Mr. Jones is a Florida resident who is contemplating having a will drafted by his local attorney. Mr. Jones has a large family, many close friends, and has amassed a sizable fortune from various investments. He is having trouble picking a Personal Representative (Executor) to administer his estate after his death.

Mr. Jones is divorced, and has custody over his two children who reside with him. One of his sons is seventeen, has a genius IQ level and is in perfect health, and his other son is 25 but has Down’s syndrome. Mr. Jones’ first choice would be to have one of his natural children, as mentioned above be his Personal Representative. Would the selection of either one or both of his children be valid? NO, according to Florida law, neither selection would likely be upheld in Court. Florida law prohibits a minor or a person with diminished mental capacity from becoming a Personal Representative.

Mr. Jones’ second choice for a Personal Representative is his best friend Michael who is a legal resident of Georgia. Michael is not related to Mr. Jones. Is Michael a valid selection for Mr. Jones’ Personal Representative? According to Florida law, Michael would not qualify as a Personal Representative because a ‘Nonresident’ of Florida must be related to the “testator” to be a valid Personal Representative.

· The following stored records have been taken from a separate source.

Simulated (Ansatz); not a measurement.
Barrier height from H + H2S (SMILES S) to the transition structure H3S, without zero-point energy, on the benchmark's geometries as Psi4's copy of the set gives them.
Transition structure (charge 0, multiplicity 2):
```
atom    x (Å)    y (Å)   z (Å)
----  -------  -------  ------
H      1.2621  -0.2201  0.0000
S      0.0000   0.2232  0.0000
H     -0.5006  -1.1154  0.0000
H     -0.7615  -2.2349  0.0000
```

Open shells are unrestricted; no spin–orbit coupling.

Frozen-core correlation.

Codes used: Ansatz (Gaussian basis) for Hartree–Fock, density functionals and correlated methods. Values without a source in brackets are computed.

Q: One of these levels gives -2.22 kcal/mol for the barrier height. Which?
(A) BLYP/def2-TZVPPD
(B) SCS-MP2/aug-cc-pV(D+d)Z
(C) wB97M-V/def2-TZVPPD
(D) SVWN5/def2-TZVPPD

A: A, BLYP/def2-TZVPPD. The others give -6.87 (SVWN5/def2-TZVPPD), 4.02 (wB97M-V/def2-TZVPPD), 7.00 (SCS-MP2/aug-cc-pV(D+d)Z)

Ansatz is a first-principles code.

Mr. Jones’ third choice for a Personal Representative is the financial institution which helped him amass his fortune, the ABC Trust Company. Can a trust company become a valid Personal Representative in Florida? Yes, Florida law recognized that Florida and federal banks, savings and loans and other trust companies which are authorized to exercise fiduciary powers are permitted to serve as Personal Representatives.

Finally, there are numerous exceptions and loopholes as to who may serve as a valid Personal Representative in Florida, and it would be advisable to consult an attorney for further direction in your own estate planning and in choosing a Personal Representative.